An Alien Docufiction

Remember back in elementary or middle school, when your science teacher asked you to create a bizzare or alien creature? However, you weren’t allowed to just draw something random- you had to justify your creature’s characteristics scientifically. For instance, you could draw a creature with an extremely short height due to the strong force of gravity on its planet. You could give your creature the ability to do echolocation given that it was nocturnal.

I remember doing the exact same thing. To me, it was sort of fun. It was kinda like playing God; just like how God created us through evolution, I was creating my own animals also in a sense through evolution. However, in the end, what I really created was a picture of my creature. That’s all.

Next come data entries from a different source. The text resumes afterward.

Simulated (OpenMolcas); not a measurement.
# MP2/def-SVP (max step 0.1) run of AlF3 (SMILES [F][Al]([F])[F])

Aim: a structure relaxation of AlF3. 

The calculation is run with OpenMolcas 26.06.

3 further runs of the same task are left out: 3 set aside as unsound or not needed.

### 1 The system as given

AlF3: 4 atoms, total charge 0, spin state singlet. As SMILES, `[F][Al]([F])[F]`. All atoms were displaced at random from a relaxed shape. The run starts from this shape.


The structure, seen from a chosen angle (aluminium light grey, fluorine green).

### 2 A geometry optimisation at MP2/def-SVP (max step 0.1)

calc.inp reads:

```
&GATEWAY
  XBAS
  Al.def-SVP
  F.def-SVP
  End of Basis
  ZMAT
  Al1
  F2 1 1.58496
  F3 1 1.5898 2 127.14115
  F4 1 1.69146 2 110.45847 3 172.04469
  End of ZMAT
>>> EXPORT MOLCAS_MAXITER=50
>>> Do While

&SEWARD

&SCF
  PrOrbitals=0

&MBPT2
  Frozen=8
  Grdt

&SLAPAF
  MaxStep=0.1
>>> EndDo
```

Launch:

But now, imagine one day you can extend this science project and actually create a virtual world full of aliens. (Again, although it is science fiction, it is not total science fiction given that you have scientific explanations behind the creatures’ characteristics.) Suddenly, you really feel like god. The final result is not a piece of paper that you have to turn in, but a virtual world. To see what I mean, watch the docufiction below:

Pretty cool, right? And also pretty insightful too if a situation like this were to ever occur, such as robots acting all out by themselves without human guidance.

But notice the assumption that the planet we fall on is Earth-like. What I find confusing is that why do scientists assume that life on other planets is gonna be like life on Earth? For instance, a lot of documentaries show that in order for life to exist, there must be water. And what is the basis of that assumption? Well, life on earth. But we can’t just base it off one planet to determine how life on all other planets are going to be like. 

In fact, the likelihood of life depending on something non-water has a much higher probability. So, just pointing out that we need to correct that mistake.

All in all, I enjoyed it, and hope you did, too.


Einstein’s Gravity

If you were to go into your regular high school physics class, and you were asked by your teacher what is gravity, your answer would most likely be that it is the force one mass asserts onto another, with the force being proportional to the masses. And if this question were on a test, you would have to better answer it this way, or else that’s one point off. This is Newton’s definition of gravity.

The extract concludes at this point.